History of State Housing
New Zealand has a history of state involvement in housing that stretches back to 1894.
Early state housing
In 1905 Prime Minister Richard Seddon passed the Workers Dwellings Act and the first state houses were built for inner-city workers to rent. Seddon thought New Zealanders could enjoy a higher standard of living if the state took over from 'greedy' city landlords. Several hundred homes were built but the rents were too high for many and the programme folded in 1919.
Growing demand for housing after World War I led the Railways Department to set up a factory at Frankton, Hamilton, building pre-cut houses from local timber. Whole suburbs of railway cottages were built at Frankton and at Moera, Lower Hutt. The scheme stopped when the Government decided private companies could build the houses at less expense.
Lenient state lending in the 1920s – workers could borrow 95% of the cost of a house – caused a suburban building boom. This receded with the Great Depression of the 1930s.
The first Labour Government, led by Michael Joseph Savage, wanted to provide homes and stability for people left jobless after the Depression. They loaned money for private house purchases and built houses for the public to rent. The 5,000th state house was built in 1939. Architects provided 400 different designs, and no two homes were exactly alike.

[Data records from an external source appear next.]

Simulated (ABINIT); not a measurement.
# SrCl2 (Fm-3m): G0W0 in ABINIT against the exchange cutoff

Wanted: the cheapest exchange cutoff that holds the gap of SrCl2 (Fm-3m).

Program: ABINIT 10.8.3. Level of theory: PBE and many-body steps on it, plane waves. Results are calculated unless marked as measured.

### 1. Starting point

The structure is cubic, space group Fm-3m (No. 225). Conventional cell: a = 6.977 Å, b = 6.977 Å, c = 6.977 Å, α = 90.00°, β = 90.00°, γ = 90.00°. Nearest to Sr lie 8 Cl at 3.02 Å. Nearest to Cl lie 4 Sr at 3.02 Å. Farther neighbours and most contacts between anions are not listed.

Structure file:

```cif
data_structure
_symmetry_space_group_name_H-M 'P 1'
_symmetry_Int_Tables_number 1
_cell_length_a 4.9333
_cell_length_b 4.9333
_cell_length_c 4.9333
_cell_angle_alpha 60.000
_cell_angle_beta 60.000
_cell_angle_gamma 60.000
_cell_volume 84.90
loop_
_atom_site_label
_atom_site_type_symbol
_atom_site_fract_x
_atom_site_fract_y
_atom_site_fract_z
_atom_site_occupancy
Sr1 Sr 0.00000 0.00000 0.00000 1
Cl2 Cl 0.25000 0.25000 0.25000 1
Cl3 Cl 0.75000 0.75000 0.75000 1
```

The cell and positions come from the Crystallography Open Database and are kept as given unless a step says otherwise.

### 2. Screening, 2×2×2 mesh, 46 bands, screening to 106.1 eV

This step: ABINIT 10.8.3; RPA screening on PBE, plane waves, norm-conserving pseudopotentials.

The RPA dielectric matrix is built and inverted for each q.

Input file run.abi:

After World War II, 10,000 state houses a year were being built by the Government. Whole suburbs were laid out, shops and amenities erected and open space landscaped.
Materials shortages led the Government to import 500 pre-cut houses from Austria. They also launched a 'group building' scheme, underwriting new houses built to Government designs. The result was multi-unit buildings made of cheaper materials like fibrolite, which lacked privacy.
In the early 1950s, the National Government let state tenants buy their homes, offered state loans, and subsidised the building industry to bring house prices down. New housing was built in higher densities, with mass state housing areas emerging in south Auckland and Porirua, north of Wellington.
1970s - 2000s
The Housing Corporation was formed in 1974 following an inquiry into state housing. The Corporation built in inner-city areas and developed different housing types, such as cluster housing.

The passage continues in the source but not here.